We approach, beloveds, as unto a shrine, for these are no ordinary performances. Nay, for most opera lovers this is the equivalent of a trip to Lourdes, Oberammergau and the Holy See in Rome with 24-bit digital remastering laid on. For Our Lady Maria Meneghini Callas sacrificed her voice on the stage of La Scala so that we may all live on with the memories for ever and ever. Amen.
The lovely people who run that big theatre in Milan have decided it’s high time to publish their trove of treasures since all the other opera houses are already in on the game. Vienna and the Salzburg Festival, Glyndebourne, Covent Garden, and the Met have all been releasing archival performances now for years and some of them quite wonderful indeed. Not to be outdone, La Scala is publishing small format (7.5” by 5.5”, exact measurements are always important) hardback books called Memories with dozens of delicious archival performance and backstage photos and set and costume designs.
Many of these even I have not seen before. Beautifully printed on heavy cream paper just the two I’ve been given to review seem well worth the slightly increased cost just for presentation alone.
“Callas alla Scala” is labeled Volume I: Bel Canto and includes mostly arias and three duets from Norma, Barbiere, Lucia, Sonnambula, Anna Bolena, Il Turco in Italia and Puritani. Odd, that in the case of the Turco and Puritani excerpts they use the EMI studio recordings but they bring a welcome relief to the ears after sampling what the engineers at Italian Public Broadcasting (RAI) hath wrought in the 1950’s.
I became an opera fan at the birth of digital recording so it was sound quality that was my foremost consideration when judging a performance for a while. It has become more apparent, as I’ve grown older… er, wiser, that studio recordings are really just hothouse tomatoes, beautiful on the outside but only a facsimile of the genuine fruit. For those of us who were hoping (praying) that La Scala had some secret inventory of pristine sound sources they’d been holding back to publish let me just tell you to just abandon that glimmer now. All of these sound no better, but no worse, than the last round of EMI re-masterings in 1997. I guess this is as good as it’s ever going to get. Let’s bow our heads, brothers and sisters, and begin.
We start off with the “Casta Diva” and “Mira, o Norma” duet from the 1955 relay with Antonio Votto conducting. For my money this is her best performance of Norma. She’s rock solid throughout with that magnificent, molten steel, legato. The 46 pages of photos include some mirth-inducing, carefully posed, trés trés casual rehearsal shots with Giulietta Simionato and Mario Del Monaco, plus performance pics that reveal some of the worst costumes La Divina surely ever had to endure. Norma with cloak of ermine tails?
The Barbiere duet with Gobbi is next and she gives everyone listening a singing lesson.

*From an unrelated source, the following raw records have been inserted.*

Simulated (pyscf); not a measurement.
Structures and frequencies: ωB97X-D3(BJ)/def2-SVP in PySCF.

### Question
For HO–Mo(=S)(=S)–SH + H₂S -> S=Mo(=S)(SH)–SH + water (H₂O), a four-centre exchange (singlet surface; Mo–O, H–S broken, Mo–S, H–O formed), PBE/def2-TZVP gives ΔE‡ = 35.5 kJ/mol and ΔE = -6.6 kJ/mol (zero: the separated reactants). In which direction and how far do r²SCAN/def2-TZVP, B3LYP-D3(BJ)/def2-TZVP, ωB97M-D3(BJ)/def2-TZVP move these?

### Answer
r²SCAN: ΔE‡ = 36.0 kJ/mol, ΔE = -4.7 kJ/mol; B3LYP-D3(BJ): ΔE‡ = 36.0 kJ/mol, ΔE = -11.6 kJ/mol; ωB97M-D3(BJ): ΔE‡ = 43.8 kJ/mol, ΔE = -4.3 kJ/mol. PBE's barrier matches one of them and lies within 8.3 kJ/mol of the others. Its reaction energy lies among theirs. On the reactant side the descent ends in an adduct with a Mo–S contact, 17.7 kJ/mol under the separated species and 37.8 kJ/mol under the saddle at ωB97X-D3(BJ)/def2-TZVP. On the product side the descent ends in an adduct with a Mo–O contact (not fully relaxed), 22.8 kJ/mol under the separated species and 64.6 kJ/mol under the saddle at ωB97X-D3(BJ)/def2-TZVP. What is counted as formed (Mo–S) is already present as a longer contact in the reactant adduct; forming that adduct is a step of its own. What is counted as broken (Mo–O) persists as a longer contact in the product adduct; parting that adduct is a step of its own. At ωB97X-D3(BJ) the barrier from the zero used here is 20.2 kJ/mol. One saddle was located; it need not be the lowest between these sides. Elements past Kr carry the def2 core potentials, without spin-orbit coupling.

Then, suddenly, the technical clouds break and we’re in Berlin 1955 with Karajan conducting Lucia. It goes without saying that is one of the greatest live recordings ever made, and I want to kiss all those German audio rocket scientists for giving us one of the great examples of Callas at her peak. Sadly, then back to the bottom of the RAI well for the rest of the disc with the final scenas of both Bolena and Sonnambula. Still, it’s a lovely compilation in a deluxe packaging that makes a wonderful gift for yourself, or sure, someone else.
Next, the Traviata. Not the (1955) Traviata but the following year’s revival from 1956 with Carlo Maria Giulini back in the pit and Ettore Bastianini as Papa Germont, but featuring Gianni Raimondi stepping in for the absent Giuseppe DiStefano as Alfredo. (I believe DiStefano had displeased Madame with his boorish behavior during the initial rehearsals and run of the year previous so he was not invited back. ) It was Raimondi’s La Scala debut and he makes an ideal Alfredo. A singer I have long admired who was needlessly overshadowed throughout his career during a time when great tenors were dropping out of the trees. It’s a lovely, full lyric voice with excellent and colorful diction. He just never had the movie star quality in timbre or demeanor of others.
This performance has been available before on pirate labels but not part of the EMI canon. Sound has been warmed up but we’re still listening with the RAI cotton in our ears. It’s not horrible… all the time. Bastianini sounds more bass than baritone and although it’s a profoundly beautiful voice, that he does manage to lighten in parts, I miss the cantabile quality on the top of the range that you get with a true high baritone in this role.
Callas is protean and gives even more in spots than she did the year before. It’s surprising to hear, being so used to listening to her in the studio, how willing she is to take advantage of the moment. She’s always deeply musical even when she turns her ”Amami, Alfredo” into an apocalypse, catch breaths and all. Not to say that her interpretation hasn’t been carefully mapped with the help, no doubt, of Giulini who sticks to her like glue. A magnificent Act I scena capped by a stunningly confident cabaletta. Giulini pulls Violetta’s long arching phrases during the gambling scene out far longer than you think he should and makes it work. Her last act is a devastation. The audience reactions throughout make most sporting events seem like a Librarian’s convention.
Both books have essays on Callas and the particular productions. The Traviata includes a dissertation on the opera and a performance history at La Scala that shows how shockingly few times it’s been produced since: only three more stagings stagings from 1956. Over 40 pages of black and white photos shot on the stage, backstage and during the calls are joined by a very few color representations of Lila de Nobili’s costumes and sets. All text and captions are furnished in Italian and English and the translations of the essays, in particular, come off a tad stilted: either comically unfamiliar with the English language or just much way too academic.
For any serious Callas fanatic, and you know who you are, you’re probably already clutching this one to your bosom as you read this. If not, I promise you won’t have buyer’s remorse.